JL: Since the number-one issue [that Emma Goldberg’s report identified as a problem with Yale’s process] is confusion, is the answer to communicate better or is the answer that the process itself is too confusing and needs to be streamlined?
EG: I believe that the process itself is working fairly effectively. One of the biggest recommendations that we are making in our report—and this is something that we’ve been working with the Title IX Steering Committee on—is developing more clear communications to students. There’s a lot of confusion among students about where to even begin the process. Do they begin by going to their residential college masters or deans? Do they begin by going to their academic advisers? The Title IX office is working on redeveloping their website and ensuring that during freshman orientation they are more clearly communicating to students how to navigate this process.
JL: Can we talk about “affirmative consent”? At every step of the way [during a sexual encounter], there has to be consent either verbal or very clearly otherwise. Is that realistic?

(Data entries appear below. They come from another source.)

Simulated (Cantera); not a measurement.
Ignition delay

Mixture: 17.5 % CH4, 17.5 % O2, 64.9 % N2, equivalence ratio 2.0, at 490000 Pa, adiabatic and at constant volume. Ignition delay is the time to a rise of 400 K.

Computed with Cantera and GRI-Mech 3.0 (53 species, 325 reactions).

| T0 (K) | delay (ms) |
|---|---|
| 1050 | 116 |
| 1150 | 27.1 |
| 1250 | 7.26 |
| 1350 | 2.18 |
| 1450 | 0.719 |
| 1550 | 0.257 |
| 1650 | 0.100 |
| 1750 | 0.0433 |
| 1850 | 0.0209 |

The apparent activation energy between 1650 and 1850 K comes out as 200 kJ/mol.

NG: To some degree, requiring affirmative consent bears the promise of changing the relationships between men and women and arguably will enable—will require—women to take agency for sex. That’s not a bad thing: to say, “I want it” as opposed to “I’m going to get drunk and who knows where it’s going to go.” I feel very differently about it in a criminal setting, but in the college setting, will this change norms of behavior? It may. I think it’s a good thing if women take agency.
EG: Yale has developed a great set of workshops on communication which are given to freshmen during orientation. One of the main messages is that, by the time we enter college, we are very capable humans and we have communication skills. It’s actually not that difficult to pick up on subtle body language and things that indicate enthusiasm versus hesitation.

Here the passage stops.